Steward: Actually, the barriers for getting that information have completely flipped. Now if all we get is an e-mail address that still provides value. Matching an e-mail address is brutal. We try get them to self-select: “Get a free bumper sticker, but to do that you have to give us your address so that you we can mail it to you.” You can figure out different ways to move that single e-mail address into something that’s more identifying, so that we can try to match you back to the voter file. One of the things that we did in Iowa is we had a “Caucus Look-Up Tool,” which is a way we were able capture a ton of personal information, because you had to put in your address. But in 2007, I was interested in their personal information, their voting address, and their telephone number. The e-mail address was seen as sort of a nice thing if you can get it, but not necessary. Now the e-mail address is absolutely crucial for building your list.
Sasha: How valuable is an e-mail address if you can’t link it to an identity in the real world?

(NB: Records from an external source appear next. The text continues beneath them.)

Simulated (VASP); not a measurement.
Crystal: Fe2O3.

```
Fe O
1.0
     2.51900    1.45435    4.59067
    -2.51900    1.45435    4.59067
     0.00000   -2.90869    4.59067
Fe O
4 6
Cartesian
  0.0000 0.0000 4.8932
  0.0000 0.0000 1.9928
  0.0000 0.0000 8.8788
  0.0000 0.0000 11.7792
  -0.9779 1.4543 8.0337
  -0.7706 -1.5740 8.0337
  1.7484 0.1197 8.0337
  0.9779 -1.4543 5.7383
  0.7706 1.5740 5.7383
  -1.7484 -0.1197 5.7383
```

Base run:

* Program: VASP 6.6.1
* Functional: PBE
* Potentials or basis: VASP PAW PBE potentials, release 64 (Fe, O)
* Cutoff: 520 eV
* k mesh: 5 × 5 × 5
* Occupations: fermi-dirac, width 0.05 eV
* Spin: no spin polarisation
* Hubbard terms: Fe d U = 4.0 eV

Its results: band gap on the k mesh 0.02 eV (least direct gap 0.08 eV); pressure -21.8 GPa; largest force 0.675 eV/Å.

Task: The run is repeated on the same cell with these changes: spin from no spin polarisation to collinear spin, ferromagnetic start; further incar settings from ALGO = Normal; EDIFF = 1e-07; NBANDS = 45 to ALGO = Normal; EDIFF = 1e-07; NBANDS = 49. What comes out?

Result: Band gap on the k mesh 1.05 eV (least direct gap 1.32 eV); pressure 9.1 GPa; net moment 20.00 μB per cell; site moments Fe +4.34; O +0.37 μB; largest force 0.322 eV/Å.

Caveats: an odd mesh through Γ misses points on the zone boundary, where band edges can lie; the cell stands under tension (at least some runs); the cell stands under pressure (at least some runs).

Steward: That’s going to be a voter. You can still see if they’re opening your e-mail. You can still see if they’re taking action. You know there’s a person behind it. And in a perfect world you’d be able to match that back to the voter file to know exactly how to treat them. Are they a voter-registration target? Are they a persuasion target? Are they a get out the vote (GOTV) target? You can’t quantify the impact, necessarily, that you’re having with an individual, but you know that you’re having an impact.
Sasha: What did you learn in 2011 and the first part of 2012 about trying to recruit and motivate volunteers in the absence of a real opponent?
Stewart: It’s not easy. If you remember the story lines going into 2011, it was that the enthusiasm’s way down and there’s no way we will be able to replicate the same sort of machine that we had in 2008. There were a lot of reasons to be pessimistic. So we start reaching out to volunteers, the first program we ran was I’m In, basically trying to engage. We go to everybody who was active in 2008 and get them to take the pledge: I’m in. We know that matters. And so we spend basically the first six months running that program, and it wasn’t very easy. As soon as the Republicans started to have debates, it became crystal clear what the contrast was, even if it wasn’t Romney at that point, it became easier to recruit volunteers.
Sasha: So Ready for Hillary is collecting e-mail addresses. What happens then?
Stewart: People are signing up saying I’m ready for Hillary, I’m in. People start by giving low-dollar donations, then we start walking them up that ladder of engagement, from an online perspective, because we don’t have an offline perspective. Now we’ve done that, let’s start taking you down different paths digitally to see how you want to be involved.
Sasha: Can you give me a rough sense of the fractions we’re talking about? What share of the e-mail addresses that you collected have already given or volunteered?
Stewart: This is not particular to Ready for Hillary, just a test case for another organization that we’re dealing with. What you want for an issue advocacy or non-profit entity, the average is about a 13 percent open rate. What you hope for is then about a 3 percent click rate for the entire list, and then there’s a smaller subset that will take action. So it’s almost like you know there’s divisions of 10 there. I’m not saying that applies for Ready for Hillary, but that gives you a sense of the scope.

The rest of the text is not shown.